Management and Operation of a Company
Section 89 provides that any act of shareholders in a general meeting, Board of Directors, or a Managing Director in the course of their business binds the company and will be treated as the act of the company which will bind it criminally and civilly like a natural person, except the person who relied on the decision of the shareholders, Board or Managing Director knew they had no power to act to bind the company.
Section 98 provides that a company must not have a company seal. Section 99 provides that where the articles permit, a company with operations outside Nigeria may have a seal which shall indicate the territory where it is to be used. Section 100 provides that a company may by a deed empower any person either generally or specifically to act on its behalf as its attorney either in Nigeria or outside Nigeria.
Section 101 provides that a company document may be signed by a director, a secretary or other authorized officer of the company and need not be by deed. An electronic signature is deemed to satisfy the requirement for signing.

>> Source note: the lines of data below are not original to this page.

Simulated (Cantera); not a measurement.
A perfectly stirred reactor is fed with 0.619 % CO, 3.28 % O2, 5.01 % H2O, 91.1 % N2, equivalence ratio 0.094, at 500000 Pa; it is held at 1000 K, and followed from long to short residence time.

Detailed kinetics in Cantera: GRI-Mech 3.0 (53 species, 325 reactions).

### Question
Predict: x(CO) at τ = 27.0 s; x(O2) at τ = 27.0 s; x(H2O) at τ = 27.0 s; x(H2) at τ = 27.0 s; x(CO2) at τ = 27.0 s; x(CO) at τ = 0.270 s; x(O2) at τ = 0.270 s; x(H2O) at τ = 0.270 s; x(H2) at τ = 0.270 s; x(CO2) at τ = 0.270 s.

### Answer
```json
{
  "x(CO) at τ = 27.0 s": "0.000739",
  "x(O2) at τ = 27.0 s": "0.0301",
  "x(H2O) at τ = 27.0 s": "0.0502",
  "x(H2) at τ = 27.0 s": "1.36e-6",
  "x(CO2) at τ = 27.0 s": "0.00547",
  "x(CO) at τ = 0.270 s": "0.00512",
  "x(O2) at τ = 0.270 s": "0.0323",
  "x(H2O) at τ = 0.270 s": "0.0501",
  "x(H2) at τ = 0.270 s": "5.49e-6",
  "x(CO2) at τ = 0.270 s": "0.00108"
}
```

Section 119 (1) and (2) provides that any person in significant control over a company shall within 7 (seven) days of coming into control of the company, indicate to the company in writing the particulars of such control and the company shall in turn disclose same to the Registry. This control shall be reflected in the annual returns of the company for the respective year.
Section 120 (1) and (2) provides that any person who holds 5% unrestricted voting rights in a public company is a substantial shareholder who shall give full particulars of his shares in the company within 14 (Fourteen) days and the company shall in turn inform the Registry of same within 14 (Fourteen) days of receiving the notice. Section 121 (1) (2) provides that a person who ceases to be a substantial shareholder shall notify the company within 14 (Fourteen) days and the company shall in turn notify the Registry of same within 14 (Fourteen) days of such notice.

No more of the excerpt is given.